I was a country girl without regular access to a comic book store, or any store for that matter, so I had no way to pick up floppies until I could start driving.  Before then, it was our family’s trips to Waldenbooks (oh how I miss you!) that allowed me to peruse their scant collection of floppies.  And the 1990s was before the rise of the trade collections in the various superhero universes.  My first real experience with floppies was scouring antique stores to find all of the issues that detailed the first clash between Bane and Batman — a series I still own to this day, even as I’ve sold off most of everything else, which included an X-Men 1990s-2000s collection, and a collection of the first year of The X-Files comic from Topps.

Which is all to say that I’ve haven’t read many of the comics from the 1980s or earlier, with my acquaintance with any decade’s output exponentially diminishing the further back in time they go.  My familiarity is with the Modern Age of comics, and not the Golden, Silver or Bronze Ages.

So whenever I do foray into those olden years, I always have the same question: what the hell was going on?

Two things in particular stand out to me when I read earlier comics: the content and how you read them.  And the further back in time you go, the weirder both seem when compared to the modern comics sensibilities.

For example, a number of people recently have been pointing out some of the absurdity and oddness that occurred in earlier comics.  Christina Blanch has discussed the downright misogynistic way Lois Lane was represented in early Superman comics.  Blogs such as Pleated Jeans have indicated the hilarity of the writing found in older comics, such as this panel that, taken out of context, seems to infer the long-standing belief of Batman and Robin’s real relationship:

Holy Suggestive Language, Batman!

Superdickery rests its foundation on displaying out of context panels and floppies covers that seem to indicate superheroes being abusive, mean, or just outright dicks.  While many of these images can be read with sexual innuendo (which may or may not have been intentional on the part of the original author), others are funny/disturbing given our modern attitudes towards gender equality, such as this one from YesButNoButYes where the now feminist icon Wonder Woman is portrayed in the then acceptable femininity ridiculing way:

Hopefully she doesn’t break a nail, either!

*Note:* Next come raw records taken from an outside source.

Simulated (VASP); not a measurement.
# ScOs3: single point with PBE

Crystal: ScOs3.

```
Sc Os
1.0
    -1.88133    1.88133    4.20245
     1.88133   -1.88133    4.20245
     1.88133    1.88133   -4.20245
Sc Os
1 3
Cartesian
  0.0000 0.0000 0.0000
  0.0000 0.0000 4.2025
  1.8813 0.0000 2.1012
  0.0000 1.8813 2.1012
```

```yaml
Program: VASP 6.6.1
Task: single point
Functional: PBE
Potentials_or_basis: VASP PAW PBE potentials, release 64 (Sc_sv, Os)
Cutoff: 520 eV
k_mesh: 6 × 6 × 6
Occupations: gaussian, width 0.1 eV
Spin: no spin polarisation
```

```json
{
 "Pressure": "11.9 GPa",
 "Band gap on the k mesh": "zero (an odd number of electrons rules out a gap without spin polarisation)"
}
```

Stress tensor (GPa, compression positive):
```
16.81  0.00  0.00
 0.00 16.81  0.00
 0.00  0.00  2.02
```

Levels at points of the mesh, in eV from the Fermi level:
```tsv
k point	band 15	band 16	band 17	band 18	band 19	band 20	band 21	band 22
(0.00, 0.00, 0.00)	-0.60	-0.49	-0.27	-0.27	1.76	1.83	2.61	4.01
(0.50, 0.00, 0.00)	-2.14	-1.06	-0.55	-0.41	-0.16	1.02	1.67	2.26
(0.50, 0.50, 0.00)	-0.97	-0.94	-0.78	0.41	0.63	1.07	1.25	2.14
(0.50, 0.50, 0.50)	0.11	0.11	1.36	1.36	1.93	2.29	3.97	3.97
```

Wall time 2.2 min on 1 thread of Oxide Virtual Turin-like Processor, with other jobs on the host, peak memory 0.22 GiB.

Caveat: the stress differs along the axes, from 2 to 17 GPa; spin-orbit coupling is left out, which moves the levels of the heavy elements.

What we see in these examples are two things.  First, you have the writing style of the earlier comics being vastly different than the writing style of modern comics.  The language used was different, from exclamations like “great Caesar’s ghost!” or the famous “holy anything, Batman!” reflecting the lack of any type of curse words or potentially scandalous slang.  These comics came from an era in which comics producers were still abiding by the Comics Code Authority, instituted in 1954 as a response to the (faulty and false) allegations from Fredric Wertham about the corruption of the youth of the day by comic books.  The content, and thus language or writing, found in comics had to be more “wholesome”, which meant you had some truly bizarre fantastical stories with language that sounded more like Theodore “Beaver” Cleaver than any flesh-and-blood real life boy.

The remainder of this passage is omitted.